In a famous essay Isaiah Berlin discusses a fragment of the Greek poet Archilochus which says: ‘The fox knows many things, but the hedgehog knows one big thing.” This dichotomy is often used to classify (or self-classify) researchers into one of the two camps. I might add another simile for doing academic research: squid fishing or mushrooms picking? To fish squids one needs staying still, going deep and repeating the same gesture (and of course knowing when and where to fish). To find mushrooms one has to follow his/her curiosity, have a good sight and walk around a lot (and of course knowing when and where to look). My research is then a bit of squid fishing and mushrooms picking.
But if I have to go back to the first question, hedgehog or fox?, I would answer fox, if only for this.
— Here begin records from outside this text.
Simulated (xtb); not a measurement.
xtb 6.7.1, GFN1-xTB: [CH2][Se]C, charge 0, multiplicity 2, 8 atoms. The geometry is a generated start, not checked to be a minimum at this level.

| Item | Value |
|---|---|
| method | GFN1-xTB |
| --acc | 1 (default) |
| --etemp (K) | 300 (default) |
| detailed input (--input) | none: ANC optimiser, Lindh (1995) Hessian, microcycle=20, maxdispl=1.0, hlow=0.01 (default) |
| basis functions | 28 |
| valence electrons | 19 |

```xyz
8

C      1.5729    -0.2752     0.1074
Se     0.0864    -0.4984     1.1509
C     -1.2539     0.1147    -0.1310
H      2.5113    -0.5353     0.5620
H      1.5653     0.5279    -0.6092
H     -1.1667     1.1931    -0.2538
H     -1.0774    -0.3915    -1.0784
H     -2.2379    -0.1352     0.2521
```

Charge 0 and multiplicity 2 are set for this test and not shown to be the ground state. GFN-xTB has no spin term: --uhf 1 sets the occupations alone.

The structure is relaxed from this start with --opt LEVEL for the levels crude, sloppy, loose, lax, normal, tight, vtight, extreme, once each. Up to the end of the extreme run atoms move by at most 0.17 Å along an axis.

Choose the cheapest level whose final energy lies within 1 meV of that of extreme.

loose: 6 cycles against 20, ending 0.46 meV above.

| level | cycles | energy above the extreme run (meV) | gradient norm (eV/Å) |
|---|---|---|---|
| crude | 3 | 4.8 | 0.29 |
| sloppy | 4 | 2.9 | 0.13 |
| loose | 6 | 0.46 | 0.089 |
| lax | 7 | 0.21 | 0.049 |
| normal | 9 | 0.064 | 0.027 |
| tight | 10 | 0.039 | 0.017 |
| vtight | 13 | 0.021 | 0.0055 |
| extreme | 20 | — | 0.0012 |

I have introduced the concept of CA Compensatory advantage a mechanism of social stratification in an article in Sociology of Education 2014 (winner of the RC28 prize). The central insight of the concept of compensatory advantage (CA) is that life-course trajectories of those coming from privileged backgrounds are less dependent on prior negative outcomes. My later research presents evidence of CA in early life outcomes, educational transitions and labour market outcome. Using a decomposition method, my research also estimates the contribution of CA to social background inequality in educational transitions. I tackles the problem of the endogeneity fo prior negative outcomes or events using a regression discontinuity based on month of birth and diff-in-diff based a natural experiment (the Madrid bombing in 2004).
Union dissolution and social inequality
Union dissolution has increased substantially over the past decades. There is also evidence that in case of union dissolution there is a (small) penalty, on average, for children’s socio-economic attainment, in terms of educational achievement, occupational status and wealth. My research in this area focuses on the heterogeneity of this penalty by parental SES and its implication for intergenerational inequality. The key question that I address is, then, which children are most affected in terms of their later socio-economic outcomes, in case of parental separation. Are children from high SES families most affected or, conversely, those from low SES families? Findings suggest that the largest union dissolution penalty in terms of later outcomes is observed for children of high SES parents. In this way parental separation tends to have an equalizing effect on intergenerational inequality (contradicting an hypothesis that one can derive from the “diverging destinies thesis”).
The direct effect of social origin (DESO)
Is there a direct effect of social origin (DESO) on labour market socio-economic outcomes (social class, income, socio-economic status), net of own education? Findings from a comparative project on and published in co-edited book with G. Ballarino documebts a substantial DESO in Europe and in other OECD countries and question the notion of education as the great equalizer. Based on a micro-classes approach to a large data set for Spain other findings also show that the DESO is concentrated among non-college degree holders. They also indicate that high-grade managerial and professional parental occupations, characterized by processes of social closure and influence in large organisations, are the origin micro classes that exert the largest DESO.
Educational and social Mobility
I investigate long term trends in educational inequalities and social mobility. Findings suggest that while we observed an increase in educational inequality and social immobility over the second half of last century in Italy and Spain, more recent research also documents some hints of U turn in social immobility in USA. I am also involved in project that studies social inequality in access to ICT and ib digital skills (related to the H2020 Technequality Project).